I am pretty satisfied with Into the Storm so far, except for two issues that are not just minor nitpicks, or just matters of taste to me:
The Ork player character career is, in my opinion, a bad idea. While it is only slightly more powerful, or about equal, to a well-optimized vanilla career character, the issue I have with it is two-fold, and entirely different:
First of all, it requires too much special rules, special skills, special weapons, special somethings. It adds a lot of overhead time to work with, it takes a lot of spotlight due to its special nature, and keeping your Ork equipped, orky and up to date eats up more attention from the GM and players than any other class. In a game which in my experience is already rather heavy on the talking, upkeep, maintenance and organization stuff, the ork career eats up a little too much more time than, say, a void master. Mind you, the Explorater with his bionic gimmicks has that issue to a lesser degree... lots of time went into all those Trade(Armorer) rolls and discussions what to build.
Second problem is the roleplaying part. And no, not the "He so orky!" fun stuff, I am talking about the ork not really fitting society very well, and when roleplayed even remotely orky, the constant need to account for the ork player, the GM having to custom tailor reactions of the world around it, the players having to make sure he doesnt show up at the admirals dinner, and so on. Basically, the ork eats up a lot of attention and forces a lot of roleplaying from the entire group to make up for its alien factor. It complicates roleplaying in a non-rulesy way, and all that for something thats a mix of Conan the Barbarian and a comic relief.
IMO, we would have been better off with an Eldar and either Kroot, or a special non-tabletop alien career. Or, if it HAS to be a greenskin, I d actually advise for a gretchin
At least hes easier to hide.
The other issue I have with Into the Storm is the, once again, too roughshod and unprecise acquisition rules, and profit factor. For a mechanic that is absolutely crucial and important to the entire flair of the game, it still leaves too many questions up the GM, easily making the players feel as if its just arbitrary how many acquisition rolls they can make, where they can find what, and so on.
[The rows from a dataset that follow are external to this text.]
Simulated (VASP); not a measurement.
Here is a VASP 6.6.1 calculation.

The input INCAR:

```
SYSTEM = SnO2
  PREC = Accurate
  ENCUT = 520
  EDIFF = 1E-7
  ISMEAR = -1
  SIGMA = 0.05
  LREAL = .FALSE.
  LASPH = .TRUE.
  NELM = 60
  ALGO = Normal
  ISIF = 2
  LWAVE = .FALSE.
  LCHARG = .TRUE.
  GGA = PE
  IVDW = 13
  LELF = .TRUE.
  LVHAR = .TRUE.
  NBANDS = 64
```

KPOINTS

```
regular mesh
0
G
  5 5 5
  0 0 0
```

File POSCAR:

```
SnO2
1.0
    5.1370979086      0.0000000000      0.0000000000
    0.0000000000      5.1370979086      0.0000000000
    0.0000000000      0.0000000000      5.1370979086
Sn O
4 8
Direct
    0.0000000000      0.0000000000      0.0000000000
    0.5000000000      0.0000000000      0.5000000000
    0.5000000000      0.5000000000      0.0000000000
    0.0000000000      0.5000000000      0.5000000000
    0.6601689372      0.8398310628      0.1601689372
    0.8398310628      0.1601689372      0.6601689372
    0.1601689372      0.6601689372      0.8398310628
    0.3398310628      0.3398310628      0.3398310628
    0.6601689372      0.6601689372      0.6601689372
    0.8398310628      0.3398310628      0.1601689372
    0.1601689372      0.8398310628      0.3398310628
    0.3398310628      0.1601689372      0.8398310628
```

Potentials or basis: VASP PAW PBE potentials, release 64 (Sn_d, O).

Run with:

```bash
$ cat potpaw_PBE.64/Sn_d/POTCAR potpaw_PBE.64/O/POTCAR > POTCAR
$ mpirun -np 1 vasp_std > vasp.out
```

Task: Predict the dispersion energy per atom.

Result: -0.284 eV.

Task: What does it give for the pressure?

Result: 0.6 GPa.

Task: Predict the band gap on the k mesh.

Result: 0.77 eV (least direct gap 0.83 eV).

IMO, Into the Storm takes one step into the right direction, but still fails to adress a few issues that plague the core game still:
How many acquisition rolls can a dynasty make within, say, a month? Can every player make one? Can every player run several acquisitions side to side? How much time of the time needed to acquire the item is actually filled with, welll, searching? Can you buy anything anywhere, or are certain items restricted to certain places?
And, most importantly, is there nothing that is too expensive to get, provided to get a lucky roll?
All these questions CAN be answered with a bit of imagination and tinkering, but there is no definite statement on them.
Other than that, I am loving the book ![]()
This is exactly where I come from with 40k RPG. I want a specific, innovative setting. I want to see something new brought to the 40k table.